Another casualty of Facebook and Google’s advertising duopoly.

Founder & CEO of Brit + Co Brit Morin.
Founder & CEO of Brit + Co Brit Morin.
Founder & CEO of Brit + Co Brit Morin.
Cindy Ord/Getty Images for Brit + Co

Brit + Co, a buzzy digital media brand for millennial women, is laying off most of its employees after an acquisition failed to pan out, Recode has learned.

CEO Brit Morin, a prominent Silicon Valley executive who is also the figurehead at the core of the site’s brand, told staff on Monday that the company is dealing with financial issues after the acqusition talks crumbled and was until recently working to secure a last-minute investment. She had to answer questions from her 50-person staff about whether they will receive any more paychecks from the company, according to people familiar with the matter.

A fuller update is expected to come to staff on Tuesday afternoon, when she is expected to describe the company’s next steps.

Morin told Recode that her company was not shutting down, but confirmed that it was laying off a large number of her staff. She said she did not yet have an exact number, but said that a “decent-sized team” would remain.

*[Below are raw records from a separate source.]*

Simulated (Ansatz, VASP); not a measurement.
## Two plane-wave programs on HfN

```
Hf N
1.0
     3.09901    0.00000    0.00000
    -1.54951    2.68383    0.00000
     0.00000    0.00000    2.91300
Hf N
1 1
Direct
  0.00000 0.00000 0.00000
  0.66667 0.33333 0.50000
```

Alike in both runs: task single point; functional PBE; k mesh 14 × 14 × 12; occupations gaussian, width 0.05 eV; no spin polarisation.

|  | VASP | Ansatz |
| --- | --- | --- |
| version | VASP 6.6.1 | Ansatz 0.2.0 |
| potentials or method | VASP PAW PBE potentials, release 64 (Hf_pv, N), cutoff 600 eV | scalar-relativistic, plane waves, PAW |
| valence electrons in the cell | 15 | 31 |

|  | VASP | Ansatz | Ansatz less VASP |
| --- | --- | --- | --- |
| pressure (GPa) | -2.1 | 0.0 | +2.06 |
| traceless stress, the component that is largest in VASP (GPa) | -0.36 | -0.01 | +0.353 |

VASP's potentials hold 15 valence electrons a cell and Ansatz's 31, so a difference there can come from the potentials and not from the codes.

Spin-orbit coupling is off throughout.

“We see the Brit + Co brand being valuable as a brand and less as a digital publishing business,” she said. “The last decade of media and the next decade of media are going to be completely different.”

Some staff has been frustrated that Morin was not being more transparent with them about the company’s financial woes. Morin’s answers to questions at the company meeting on Monday were described as tight-lipped — she did not identify the possible acquirer — and the meeting lasted at most 15 minutes.

Morin declined to comment on what exactly happened with the acquirer, but said the company has had “plenty of strategic options” in recent years.

A person close to the company said Brit + Co was in constant talk with possible acquirers, but also frequently maintained a thin cash cushion. “They would always run it kind of close,” said the person, who has frequently thought: “When is the time that runway is not enough — when it needed to be 12 months longer than it was?”

The company, which runs a lifestyle website that it says reaches 130 million people a month — mostly young women — is poised be the latest digital media company in recent months to suffer a hard landing amid a cash crunch and competition from advertising behemoths Facebook and Google. Mic, a well-funded site that promised to be the marquee news source for millennials, sold in a fire sale late last year. Other venture-backed sites, such as BuzzFeed and Vice Media, have recently had to make waves of layoffs.

Morin, a well-connected operator who considers Martha Stewart an inspiration, has pitched herself as something of a role model for the new generation of media executives. Since starting the company at the age of 25 eight years ago, she has expanded Brit + Co into other revenue models like live events, online classes, and direct-to-consumer merchandise.

But Morin has been at the core of the company’s strategy.

“The number of people who asked me, ‘What happens if you get hit by a bus?’ is more than I can count on my fingers,” she said on Recode Media in 2017. “To me, developing a company that was all about giving back to creative America and these artisans who live in small town USA — and go to like Jane’s Nails and Fred’s Auto Shops, where you know Jane and you know Fred, and you have that trust and that authenticity factor with those real humans — was so important to me, and that outpowered the idea that Brit could get hit by a bus tomorrow and the company could die.”

The company has raised at least $50 million from venture capital firms like Lerer Hippeau, Oak Investment Partners, and Verizon Ventures.

Brit + Co, though, has shown signs of duress and has tried to cut costs in recent months on things like video production, the person close to the company said. Last year, it laid off some employees, with its team page showing 92 employees in September 2017 but only 78 as of January. Other positions since then have not been filled, people say. As of now, only 52 names are listed on the site.

Over the next few days, that number will drop even more.